IN CHICAGO, MANY HOMEOWNERS HAVE SEEN THEIR VALUES FALL MORE THAN THE 5% VALUE THRESHOLD TO QUALIFY!

On the surface, the President's new plan to help many homeowners at the doorsteps of foreclosure seems promising.  Unfortunately, however, many more will be left on the sidelines, because the value of their homes, as compared to their outstanding mortgage balances, has fallen too far.

The Obama Plan, detailed in Washington Wednesday, as reported by AP Real Estate Writer Alan Zibel in yesterday's Chicago Tribunewould help those homeowners whose mortgage balance is up to 5% greater than the current market value of their home.  Lenders would modify the mortgages of those homeowners to greatly reduce their monthly mortgage payments, and make them far more affordable.

In many cases, however, including hundreds of homeowners in Chicago, the owner's mortgage balance is far greater than that 5% threshold - especially for those who took out high-leverage sub-prime loans during the peak of the Chicago Real Estate Market just over two years ago.

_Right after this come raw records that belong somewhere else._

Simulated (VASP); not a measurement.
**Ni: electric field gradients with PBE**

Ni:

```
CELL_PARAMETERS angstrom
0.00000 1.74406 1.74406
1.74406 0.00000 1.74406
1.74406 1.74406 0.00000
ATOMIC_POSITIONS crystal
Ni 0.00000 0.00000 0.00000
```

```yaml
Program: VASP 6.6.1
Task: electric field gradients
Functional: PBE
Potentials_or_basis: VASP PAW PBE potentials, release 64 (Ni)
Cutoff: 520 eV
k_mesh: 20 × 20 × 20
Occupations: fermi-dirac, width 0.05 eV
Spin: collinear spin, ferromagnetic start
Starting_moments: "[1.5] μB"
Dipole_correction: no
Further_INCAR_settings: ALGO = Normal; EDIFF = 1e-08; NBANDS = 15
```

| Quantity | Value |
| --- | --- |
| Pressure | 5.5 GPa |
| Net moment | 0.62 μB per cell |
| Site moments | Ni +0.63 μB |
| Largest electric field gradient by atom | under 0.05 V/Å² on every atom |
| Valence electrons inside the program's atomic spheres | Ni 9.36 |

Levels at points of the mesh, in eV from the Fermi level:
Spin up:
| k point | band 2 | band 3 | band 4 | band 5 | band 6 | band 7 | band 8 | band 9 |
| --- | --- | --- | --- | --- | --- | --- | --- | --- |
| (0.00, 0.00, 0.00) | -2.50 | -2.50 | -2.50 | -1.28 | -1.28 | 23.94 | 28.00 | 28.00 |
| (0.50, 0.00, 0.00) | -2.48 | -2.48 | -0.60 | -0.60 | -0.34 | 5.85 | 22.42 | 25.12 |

According to index data from S&P/Case Shiller, via Les Christie, CNNMoney.com Staff Writer, Chicago Area Home Prices have tumbled 14.3%, based on their February, 2009 research, for the period covering the Fourth Quarter, 2008.   Many of the clients we have spoken with with high-leverage loans now find their Market Value 10% or more below what they presently owe.

Hard-hit California cities like Stockton and Modesto have pockets of distressed properties where the current owner's mortgage balance exceeds today's Market Value by 50%, or even more!

According to Moody's Economy.com, roughly 27% of all U.S. Homeowners owe more on their home than their home is worth today.  That translates to about 14 Million Homeowners.  In the same Zibel story, data from First American CoreLogic shows nearly half of all homeowners in the State of Nevada are "underwater" on their mortgage loans.

Although several large U.S. Lenders - such as Wells Fargo and J.P. Morgan Chase, have praised the plan, many experts are skeptical of its likely success.

The Obama Program consists of two parts.  

The first would offer loan modifications, to more attractive loan terms, to as many as 4 Million homeowners nationwide.  The second portion would offer roughly 5 Million distressed homeowners an option of refinancing into lower rate loans.  Both programs are voluntary to lenders.

Only one loan modification will be allowed, and only those homeowners who purchased their home before January 1st of this year will qualify.  High-end mortgages, roughly $730M and over, will not be covered.  Under new loan terms, borrowers could reduce their interest rate to as low as 2.00% for the first five years, then increasing to 5.00% until the loan is fully repaid.  The program runs through the end of 2012.

The refinance program would have to involve a Fannie Mae or Freddie Mac Guaranteed Loan.  Borrowers must apply no later than June, 2010.

In sum, it appears the new program is far from a complete solution.  It is likely we'll be continuing to hear about the most stressed homeowners in danger of losing their homes for many months to come.